CityLink will encompass an entire city block building in the city's centre leased from the Army's Pension Fund.
 Farm minister Basiakos represents Greece at Alimentaria exhibition
LISBON 11/4/2005 (ANA)Agriculture Development and Foodstuffs Ministers Evangelos Basiakos inaugurated the Greek pavilion at the international food and beverage exhibition "Alimentaria - Lisboa 2005" here over the weekend, stressing that the F&B sector in Greece is amongst the most dynamic, flexible and competitive, one that accounts for roughly 25 percent of industrial output and employs one-fourth of the workforce in the secondary manufacturing sector.
 Australian minister comments on bilateral pension issue
MELBOURNE 11/4/2005 (ANA)Australian Minister for Family & Community Services, Kay Patterson, told reporters here that Canberra currently pays out a total of 78.9 million Australian dollars annually to roughly 7,600 pensioners in Greece, a statement that comes days after her meeting in Paris with Greek Labor and Social Securities Minister Panos Panayiotopoulos.
Greece and Australia are reportedly in the final stages of reaching a bilateral agreement that will transfer retirement rights of tens of thousands of Greek immigrants who have lived and worked in Australia over the previous decades.
Panayiotopoulos and Patterson held talks in Paris on the sidelines of an Organization for Economic Cooperation and Development (OECD) conference.
On her part, Patterson added that she made a very generous offer to the Greek side and is now awaiting an official response from Athens.

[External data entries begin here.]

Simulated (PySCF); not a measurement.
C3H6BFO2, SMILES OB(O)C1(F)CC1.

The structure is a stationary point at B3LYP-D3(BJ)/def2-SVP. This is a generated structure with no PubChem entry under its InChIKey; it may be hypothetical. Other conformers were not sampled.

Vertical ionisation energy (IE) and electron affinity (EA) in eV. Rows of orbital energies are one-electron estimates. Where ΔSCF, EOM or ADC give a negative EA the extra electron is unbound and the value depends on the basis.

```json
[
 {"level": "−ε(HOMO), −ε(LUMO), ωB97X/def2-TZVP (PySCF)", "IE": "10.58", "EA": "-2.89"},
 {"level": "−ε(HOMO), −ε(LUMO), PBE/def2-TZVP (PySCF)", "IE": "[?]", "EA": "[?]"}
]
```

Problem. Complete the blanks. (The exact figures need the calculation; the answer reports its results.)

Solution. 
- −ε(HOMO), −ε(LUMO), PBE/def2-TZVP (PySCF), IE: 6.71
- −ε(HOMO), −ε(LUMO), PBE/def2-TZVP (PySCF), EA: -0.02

 Annual Greek Independence Day parade in NYC
NEW YORK 11/4/2005 (ANA)A message by Prime Minister Costas Karamanlis was read out during the annual Greek Independence Day parade down Fifth Avenue on Saturday by Deputy Sports Minister George Orfanos, who represented the Greek government.
In his message, Karamanlis refers to Greek-Americans as a bridge between the Greek and American peoples, while he also cited ongoing political developments regarding the Cyprus issue and the FYROM 'name issue'.
Several Greek-American dignitaries, Church leaders and political officials were on hand for the parade.
 Leventis Foundation honored for contributions to restore Temple of Zeus at Olympia
Athens, 11/4/2005 (ANA)An event at the ancient Olympia archaeological site was held on Saturday in honor of the Athens-based Leventis Foundation for its contributions towards the restoration of the Temple of Zeus at the site.
Restoration works and research at the site is being conducted by the German Archaeological Institute of Greece, among others.
Deputy Culture Minister Petros Tatoulis represented the government at the event.
 Kileler farmers' uprising commemoration observed
Athens, 11/4/2005 (ANA)Sunday's commemoration of an early 20th century farmers' revolt in central Greece took place without incident and in a mostly calm atmosphere at the Kileler site.
The government was represented by Thessaly regional director Fotis Goupas.
 Memorial service for Eleftherios Venizelos in Athens
Athens, 11/4/2005 (ANA)A memorial service coinciding with the 69th anniversary of the death of Greek statesman Eleftherios Venizelos was held at his monument in downtown Athens -- Eleftheria Park -- on Sunday.
The service was attended by President of the Republic Karolos Papoulias.
Following a wreath-laying ceremony, a video presentation of Venizelos' life and works was screened at the adjacent Megaron (the Athens Concert Hall).
 Speed boat loaded with illegals intercepted off Lesvos
Athens, 11/4/2005 (ANA)Coast guard authorities on the eastern Aegean island of Lesvos intercepted a speed boat on Sunday morning just off the large isle carrying 12 would-be illegal migrants.
The vessel was spotted in the sea region off Agrielia in the early morning hours.
According to reports, the illegals -- all men -- and a 25-year-old migrant smuggler had set off from the opposite Turkish coast.
The nationality of the detainees was not announced.
 Cyprus President: UN plan served foreign interests, was not balanced
NICOSIA 11/4/2005 (CNA/ANA)Cyprus President Tassos Papadopoulos on Sunday told Greek and Turkish Cypriot young people that he is seeking a political settlement that would stand the test of time and serve the interests of the island's two communities.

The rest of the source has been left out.